Sorry for the late post, guys. E3 stole some of my attention.

So, stop me if you’ve read this one before.

Hero enters the villain’s lair/stronghold/fortress/secret base/cave/space station. Hero immediately faces down a group of mooks.

Hero effortlessly defeats said mooks. Only to face down a trap. Hero also effortlessly defeats said trap—possibly before the trap can even spring. Hero continues forward, facing traps, mooks, plot twists, and minibosses, defeating each one in turn, without difficulty, before reaching the villain and the final confrontation. Hero emerges supreme and returns home victorious.

Now, I ask you … if you were reading that story, about how far into that “climactic” series of events would you get before coming to the conclusion that no matter what, the hero is going to emerge victorious every time? Granted, this was a pretty threadbare example, because I didn’t go into a lot of detail, but how many stories like that have we all read? A story where the hero goes into situation after situation, and by about halfway (or a quarter) into the book, we can already see exactly what’s going to happen because the hero always wins?

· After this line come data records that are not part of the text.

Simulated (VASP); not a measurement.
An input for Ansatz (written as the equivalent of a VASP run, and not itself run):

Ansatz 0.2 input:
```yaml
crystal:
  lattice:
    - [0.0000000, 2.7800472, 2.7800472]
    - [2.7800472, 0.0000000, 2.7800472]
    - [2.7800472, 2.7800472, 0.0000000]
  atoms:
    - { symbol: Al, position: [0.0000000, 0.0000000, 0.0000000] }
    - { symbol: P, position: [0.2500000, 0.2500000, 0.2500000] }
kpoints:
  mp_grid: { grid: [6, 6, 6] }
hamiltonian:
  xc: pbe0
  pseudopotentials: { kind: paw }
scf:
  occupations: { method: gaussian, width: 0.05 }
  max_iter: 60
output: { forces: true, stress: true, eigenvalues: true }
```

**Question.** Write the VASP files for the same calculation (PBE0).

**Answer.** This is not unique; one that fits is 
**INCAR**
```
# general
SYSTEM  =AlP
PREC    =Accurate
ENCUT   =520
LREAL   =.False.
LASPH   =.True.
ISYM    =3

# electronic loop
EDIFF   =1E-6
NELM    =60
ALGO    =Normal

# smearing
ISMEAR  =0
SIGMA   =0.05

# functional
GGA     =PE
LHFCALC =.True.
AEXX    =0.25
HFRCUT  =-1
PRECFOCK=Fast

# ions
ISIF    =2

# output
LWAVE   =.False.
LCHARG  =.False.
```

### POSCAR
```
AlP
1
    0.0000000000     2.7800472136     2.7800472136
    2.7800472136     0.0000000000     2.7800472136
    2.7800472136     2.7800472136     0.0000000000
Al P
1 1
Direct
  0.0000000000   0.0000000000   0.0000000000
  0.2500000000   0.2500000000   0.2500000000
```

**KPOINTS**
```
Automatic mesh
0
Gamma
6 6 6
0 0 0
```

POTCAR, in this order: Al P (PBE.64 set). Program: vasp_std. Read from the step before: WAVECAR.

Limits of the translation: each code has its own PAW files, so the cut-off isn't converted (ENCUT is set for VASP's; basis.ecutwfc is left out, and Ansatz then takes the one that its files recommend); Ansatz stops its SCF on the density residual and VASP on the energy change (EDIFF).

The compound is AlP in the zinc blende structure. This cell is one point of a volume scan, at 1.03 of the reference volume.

Now, I’m going to preface things with a caveat here: We know that the hero is going to win. Usually. 95% of the time, it’s a safe bet that the hero will emerge victorious in some fashion or another. But on the journey there? A hero who simply crushes all in their path doesn’t really make for an entertaining read because the reader always knows what is going to happen. If your hero fights mook after mook, takes down trap after trap, and comes out on top every time, well, even if your action is written in an incredibly well-done manner, you’re still going to start running into readers who just start skipping over things. Why?

Because they’ve gotten bored. Because the book becomes going to a sports match where the players and the audience already know who is going to win. It get predictable. The action loses its tension. A great fight simply becomes not so great because the reader already knows who is going to win: the hero.

Again, we accept that most of the time we assume this about the ending, but why would it matter during the story? The answer? Narrative tension.

Which is why today we’re going to talk about two things: the try/fail cycle, and the evolving story.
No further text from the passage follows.